The "meth gun" in field tests.

The device is handheld, battery-operated, and looks like a traffic radar gun, according to Poteet, who said the gadget has no official name yet. It works by transmitting ultraviolet rays across a surface, releasing what amounts to the chemical's invisible signature. The drug-detecting device then records the signature and analyzes it, Poteet said.

The multifunctional device can perform wired or wireless data uploading and downloading. It time- and date-stamps all of its tests and stores the results for later retrieval.

The gun also features a small camera for taking pictures of suspects.

"It's sort of like the Motorola Razr phone with as many functions as it has," Poteet said.

As for items purchased from secondhand stores, Poteet said the gun could possibly detect trace amounts of drugs used by a previous owner, but those amounts probably wouldn't be enough to warrant police suspicion.

"If someone is using or involved in the manufacture of meth, it's in their cuticles, their hair. They can scrub and scrub, but it's everywhere," Poteet said, "That's what the police are looking for."

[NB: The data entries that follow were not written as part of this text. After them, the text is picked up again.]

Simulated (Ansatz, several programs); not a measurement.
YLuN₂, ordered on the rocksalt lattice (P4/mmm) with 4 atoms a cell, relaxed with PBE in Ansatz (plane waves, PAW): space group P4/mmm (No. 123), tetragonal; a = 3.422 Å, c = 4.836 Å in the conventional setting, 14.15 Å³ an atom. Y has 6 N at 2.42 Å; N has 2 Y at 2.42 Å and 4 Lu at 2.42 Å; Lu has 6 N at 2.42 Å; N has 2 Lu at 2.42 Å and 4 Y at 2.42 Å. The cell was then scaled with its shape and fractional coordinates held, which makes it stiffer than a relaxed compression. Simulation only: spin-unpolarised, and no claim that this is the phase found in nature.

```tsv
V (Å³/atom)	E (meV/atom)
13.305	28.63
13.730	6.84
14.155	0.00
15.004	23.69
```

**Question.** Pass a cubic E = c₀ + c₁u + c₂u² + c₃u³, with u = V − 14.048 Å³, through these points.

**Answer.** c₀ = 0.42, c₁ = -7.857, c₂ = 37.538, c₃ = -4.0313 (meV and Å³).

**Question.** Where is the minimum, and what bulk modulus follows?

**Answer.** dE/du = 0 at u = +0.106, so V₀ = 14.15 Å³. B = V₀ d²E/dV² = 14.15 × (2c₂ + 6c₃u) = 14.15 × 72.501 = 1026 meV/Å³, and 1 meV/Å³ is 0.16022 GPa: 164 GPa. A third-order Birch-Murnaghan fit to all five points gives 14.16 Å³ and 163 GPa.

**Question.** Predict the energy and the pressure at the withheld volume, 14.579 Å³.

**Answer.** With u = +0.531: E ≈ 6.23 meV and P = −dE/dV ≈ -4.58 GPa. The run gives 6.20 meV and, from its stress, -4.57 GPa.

The device is still in the prototype stage of development and is being field-tested on methamphetamines, but the mass-produced devices will test for cocaine, marijuana and heroin as well, according to Poteet. The price of the gun is currently about $10,000, but once in production, the price is expected to drop to about $2,000, he said.

By the time the device is ready for law-enforcement use, most likely by March 2007, it should resemble a flashlight.

"We don't want it to look like a gun and then have to point it at people," Poteet said.